The letter of intent between the companies contained a nonbinding provision stating that Ev3 committed to funding “to ensure that there is sufficient capital to achieve the performance milestones.” After the final merger agreement, which included some but not all of the earlier letter of intent through an incorporation provision, Ev3 determined that the product wasn’t economic and abandoned its development.

The shareholders sued, and in a jury trial the Delaware judge allowed the shareholders to argue that the funding provision should stand despite evidence that the parties hadn’t planned to incorporate the provision into the final agreement.

In reversing, Strine said that although some of the early provisions were binding, that didn’t mean that the entire letter of intent survived.

To hold otherwise “would set a precedent that would undermine parties’ abilities to negotiate and shape commercial agreements,” he held.

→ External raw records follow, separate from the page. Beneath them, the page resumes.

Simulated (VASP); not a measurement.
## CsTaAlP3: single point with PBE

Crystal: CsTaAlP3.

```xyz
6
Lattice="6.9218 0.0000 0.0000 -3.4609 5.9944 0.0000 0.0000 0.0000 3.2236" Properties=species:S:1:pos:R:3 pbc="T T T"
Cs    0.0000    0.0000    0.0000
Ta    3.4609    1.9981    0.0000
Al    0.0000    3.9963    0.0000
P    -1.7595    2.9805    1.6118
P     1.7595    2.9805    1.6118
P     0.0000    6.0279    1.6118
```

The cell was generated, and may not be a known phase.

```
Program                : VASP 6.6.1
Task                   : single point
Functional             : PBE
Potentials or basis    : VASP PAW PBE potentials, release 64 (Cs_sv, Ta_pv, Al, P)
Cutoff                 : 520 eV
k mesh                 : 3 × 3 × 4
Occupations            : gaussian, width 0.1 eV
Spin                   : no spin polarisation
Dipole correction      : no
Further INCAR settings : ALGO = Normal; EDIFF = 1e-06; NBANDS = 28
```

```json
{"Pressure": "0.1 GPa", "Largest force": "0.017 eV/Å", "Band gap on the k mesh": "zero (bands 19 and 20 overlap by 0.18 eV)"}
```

Gibson Dunn’s Dusseault said, “The court recognized this issue is one of great applicability and one that needs to be unequivocal in Delaware law. These are letters of intent and parties cannot be penalized by having someone convert it into a binding deal later on.”

Jay Lefkowitz, a partner at Kirkland & Ellis LLP who argued the case for the shareholders, didn’t return a call seeking comment on the ruling.

The case is EV3 Inc. v. Lesh, 515, Delaware Supreme Court (Wilmington).